Streaming SQL in Data Mesh

By keeping the logic of individual Processors simple, it allowed them to be reusable so we could centrally manage and operate them at scale. It also allowed them to be composable, so users could combine the different Processors to express the logic they needed.

However, this design decision led to a different set of challenges.

Some teams found the provided building blocks were not expressive enough. For use cases which were not solvable using existing Processors, users had to express their business logic by building a custom Processor. To do this, they had to use the low-level DataStream API from Flink and the Data Mesh SDK, which came with a steep learning curve. After it was built, they also had to operate the custom Processors themselves.

Furthermore, many pipelines needed to be composed of multiple Processors. Since each Processor was implemented as a Flink Job connected by Kafka topics, it meant there was a relatively high runtime overhead cost for many pipelines.

We explored various options to solve these challenges, and eventually landed on building the Data Mesh SQL Processor that would provide additional flexibility for expressing users’ business logic.

The existing Data Mesh Processors have a lot of overlap with SQL. For example, filtering and projection can be expressed in SQL through SELECT and WHERE clauses. Additionally, instead of implementing business logic by composing multiple individual Processors together, users could express their logic in a single SQL query, avoiding the additional resource and latency overhead that came from multiple Flink jobs and Kafka topics. Furthermore, SQL can support User Defined Functions (UDFs) and custom connectors for lookup joins, which can be used to extend expressiveness.

Since Data Mesh Processors are built on top of Flink, it made sense to consider using Flink SQL instead of continuing to build additional Processors for every transform operation we needed to support.

The Data Mesh SQL Processor is a platform-managed, parameterized Flink Job that takes schematized sources and a Flink SQL query that will be executed against those sources. By leveraging Flink SQL within a Data Mesh Processor, we were able to support the streaming SQL functionality without changing the architecture of Data Mesh.

Underneath the hood, the Data Mesh SQL Processor is implemented using Flink’s Table API, which provides a powerful abstraction to convert between DataStreams and Dynamic Tables. Based on the sources that the processor is connected to, the SQL Processor will automatically convert the upstream sources as tables within Flink’s SQL engine. User’s query is then registered with the SQL engine and translated into a Flink job graph consisting of physical operators that can be executed on a Flink cluster. Unlike the low-level DataStream API, users do not have to manually build a job graph using low-level operators, as this is all managed by Flink’s SQL engine.

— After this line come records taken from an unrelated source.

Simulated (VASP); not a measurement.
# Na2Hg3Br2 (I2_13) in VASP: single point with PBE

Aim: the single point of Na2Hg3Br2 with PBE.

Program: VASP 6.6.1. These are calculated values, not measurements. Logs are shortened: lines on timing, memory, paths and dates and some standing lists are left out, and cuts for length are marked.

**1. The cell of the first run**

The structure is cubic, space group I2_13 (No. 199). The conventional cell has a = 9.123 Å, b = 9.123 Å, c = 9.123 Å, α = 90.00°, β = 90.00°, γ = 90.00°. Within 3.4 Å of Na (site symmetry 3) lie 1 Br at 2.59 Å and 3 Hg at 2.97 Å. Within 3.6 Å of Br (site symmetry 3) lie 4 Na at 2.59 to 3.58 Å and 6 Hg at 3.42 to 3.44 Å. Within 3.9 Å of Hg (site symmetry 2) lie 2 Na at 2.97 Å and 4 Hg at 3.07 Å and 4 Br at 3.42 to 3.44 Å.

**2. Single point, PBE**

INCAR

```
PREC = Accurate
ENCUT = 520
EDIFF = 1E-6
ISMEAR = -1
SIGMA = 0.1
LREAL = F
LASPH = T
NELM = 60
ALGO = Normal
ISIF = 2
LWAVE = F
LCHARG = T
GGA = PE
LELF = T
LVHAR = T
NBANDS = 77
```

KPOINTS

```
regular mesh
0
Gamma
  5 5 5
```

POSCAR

The SQL Processor enables users to fully leverage the capabilities of the Data Mesh platform. This includes features such as autoscaling, the ability to manage pipelines declaratively via Infrastructure as Code, and a rich connector ecosystem.

In order to ensure a seamless user experience, we’ve enhanced the Data Mesh platform with SQL-centric features. These enhancements include an Interactive Query Mode, real-time query validation, and automated schema inference.

To understand how these features help the users be more productive, let’s take a look at a typical user workflow when using the Data Mesh SQL Processor.

Users start their journey by live sampling their upstream data sources using the Interactive Query Mode.
As the user iterate on their SQL query, the query validation service provides real-time feedback about the query.
With a valid query, users can leverage the Interactive Query Mode again to execute the query and get the live results streamed back to the UI within seconds.
For more efficient schema management and evolution, the platform will automatically infer the output schema based on the fields selected by the SQL query.
Once the user is done editing their query, it is saved to the Data Mesh Pipeline, which will then be deployed as a long running, streaming SQL job.